S. Ossetia Split on Kremlin Nominee
Published: November 16, 2011 (Issue # 1683)
MOSCOW — The weekend’s presidential election in South Ossetia ended with a surprise tie between the candidate supported by Moscow and a major opposition figure, authorities in the tiny Georgian breakaway region said Monday.
Analysts said the opposition candidate’s strong showing indicates a high level of discontent among the local population with outgoing president Eduard Kokoity, whose government has been widely accused of misusing millions of dollars of aid sent by Moscow.
Emergency Situations Minister Anatoly Bibilov and former Education Minister Alla Dzhioyeva both scored 25 percent and will face each other in a Nov. 27 runoff, elections commission head Bella Pliyeva said in a statement posted on the region’s official web site.
Bibilov, who had open support from the Kremlin, got 25.44 percent — just 0.07 points, or about a dozen actual votes, more than Dzhioyeva, who had criticized outgoing president Kokoity as undemocratic, the statement said.
The figures were based on the counting of 98.84 percent of the vote. No final count was released by Monday.
The turnout in the republic of some 30,000 inhabitants was 67 percent, election officials said.
Kokoity has run the tiny mountainous region since 2001. He saw it through a five-day war in 2008, which ended with Russian forces defeating Georgia and recognizing the independence of South Ossetia and another breakaway province, Abkhazia.
But Kokoity is barred by the constitution from running for a third five-year term.
The former wrestler had thrown his weight behind two of the 11 candidates, but both Alan Kotayev and Georgy Kabisov fared poorly, winning just 9.6 percent and 7.5 percent of the vote, respectively.
Both candidates’ campaigns were assisted by Modest Kolerov, a public relations veteran and former Kremlin official, Kommersant reported last week.
Kokoity said Monday that Dzhioyeva would never win the second round and suggested that no woman could become his successor. “Our society has high respect for women. But the Caucasus remains the Caucasus,” he told Komsomolskaya Pravda radio.
Kokoity has also been accused of preventing opposition candidates Dzambolat Tedeyev and Alan Kochiyev from taking part in the presidential race on questionable pretexts.
Kochiyev was imprisoned and charged with assaulting a local legislator last month. He withdrew his bid Friday in favor of the pro-Kremlin Bibilov.
Tedeyev, a former Soviet wrestling champion who serves as trainer of the Russian national wrestling team, was barred from the race on the grounds that he had not lived in South Ossetia permanently for the past 10 years.
The decision by the elections commission last month led to tensions when Tedeyev’s supporters attempted to storm the commission’s building in the regional capital Tskhinvali.
On Nov. 1, Tedeyev published a YouTube video in which he backed Dzhioyeva’s candidacy.

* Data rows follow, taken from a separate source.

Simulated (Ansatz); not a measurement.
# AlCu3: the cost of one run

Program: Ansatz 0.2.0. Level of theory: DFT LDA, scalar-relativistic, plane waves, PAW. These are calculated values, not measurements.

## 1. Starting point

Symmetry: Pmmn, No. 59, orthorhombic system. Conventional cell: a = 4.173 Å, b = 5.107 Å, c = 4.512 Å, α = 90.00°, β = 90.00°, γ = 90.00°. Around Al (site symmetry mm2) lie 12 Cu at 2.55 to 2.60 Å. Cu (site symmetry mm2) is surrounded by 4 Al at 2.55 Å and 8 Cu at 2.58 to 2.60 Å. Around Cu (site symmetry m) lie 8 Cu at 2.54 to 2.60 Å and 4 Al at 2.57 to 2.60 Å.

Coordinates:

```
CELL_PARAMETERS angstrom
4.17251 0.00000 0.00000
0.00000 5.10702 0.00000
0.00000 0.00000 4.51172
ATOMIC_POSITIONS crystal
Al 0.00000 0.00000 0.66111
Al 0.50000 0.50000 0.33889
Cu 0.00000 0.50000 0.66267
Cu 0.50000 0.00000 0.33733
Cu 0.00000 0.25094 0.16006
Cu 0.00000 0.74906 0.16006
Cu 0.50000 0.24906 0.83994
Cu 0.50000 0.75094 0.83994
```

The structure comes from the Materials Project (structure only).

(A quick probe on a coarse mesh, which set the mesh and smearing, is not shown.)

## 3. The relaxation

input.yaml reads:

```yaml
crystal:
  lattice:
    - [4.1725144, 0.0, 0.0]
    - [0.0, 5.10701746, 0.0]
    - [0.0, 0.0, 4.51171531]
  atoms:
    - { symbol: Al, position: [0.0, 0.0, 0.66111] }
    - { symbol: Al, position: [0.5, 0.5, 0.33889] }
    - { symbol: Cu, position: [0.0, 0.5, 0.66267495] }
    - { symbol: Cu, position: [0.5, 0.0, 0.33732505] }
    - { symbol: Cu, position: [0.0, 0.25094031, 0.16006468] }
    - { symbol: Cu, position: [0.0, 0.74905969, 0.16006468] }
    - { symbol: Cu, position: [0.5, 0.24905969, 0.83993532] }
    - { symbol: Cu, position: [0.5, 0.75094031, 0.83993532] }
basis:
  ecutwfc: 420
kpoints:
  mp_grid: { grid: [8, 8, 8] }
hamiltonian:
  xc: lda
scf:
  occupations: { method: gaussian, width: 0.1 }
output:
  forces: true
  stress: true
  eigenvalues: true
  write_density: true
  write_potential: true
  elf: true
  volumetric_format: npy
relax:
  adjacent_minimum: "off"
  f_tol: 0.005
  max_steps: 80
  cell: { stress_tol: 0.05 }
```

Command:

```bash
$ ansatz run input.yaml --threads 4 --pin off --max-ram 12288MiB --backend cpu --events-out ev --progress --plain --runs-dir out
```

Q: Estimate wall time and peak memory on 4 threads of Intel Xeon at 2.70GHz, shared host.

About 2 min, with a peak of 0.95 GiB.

Dzhioyeva, 62, was dismissed from her job as education minister in 2008 and brought to trial on embezzlement charges, which she has called politically motivated.
On Monday, she accused her opponents of unfair campaigning: “Unlike many of our competitors, we won without administrative resources, without colossal financial input and without any support from certain groups in the Russian political elite,” she was quoted as saying on the republic’s web site.
Experts also said Bibilov’s relatively poor showing was a sign of anti-Russian sentiment and that the Kremlin’s support for him, manifested last week when he was endorsed by a group of senior State Duma deputies in Tskhinvali, had proved too weak.
Alexei Malashenko of the Moscow Carnegie Center pointed out that Bibilov is closely associated with South Ossetian Prime Minister Vadim Brovtsev, a businessman from the Siberian city of Chelyabinsk who was installed in 2009, reportedly to achieve better control of the republic’s finances.
“There is … resentment against being governed by a Siberian,” he said by telephone Monday.
Unlike Abkhazia — Georgia’s other breakaway republic, which has a population of 200,000 and much more economic potential — the tiny South Ossetia, sandwiched between central Georgia and Russian North Ossetia in the Caucasus’ southern flank, is being given little chance of independent survival.
Only Nicaragua, Venezuela and the Pacific island nations of Nauru and Vanuatu have followed Moscow’s recognition of its independence, amid accusations from Georgia that Russia is engaging in checkbook diplomacy to ensure international support for the separatists.
Speculation has circulated that the region may join Russia and be merged with North Ossetia, but most analysts dismissed these reports. “I believe this is not on the agenda,” said Nikolai Silayev of the Moscow State Institute of International Relations.
The European Union said Monday that it does not consider the South Ossetian elections legitimate and supports “the territorial integrity and sovereignty of Georgia, as recognized by international law,” according to a statement by the EU’s External Action Service.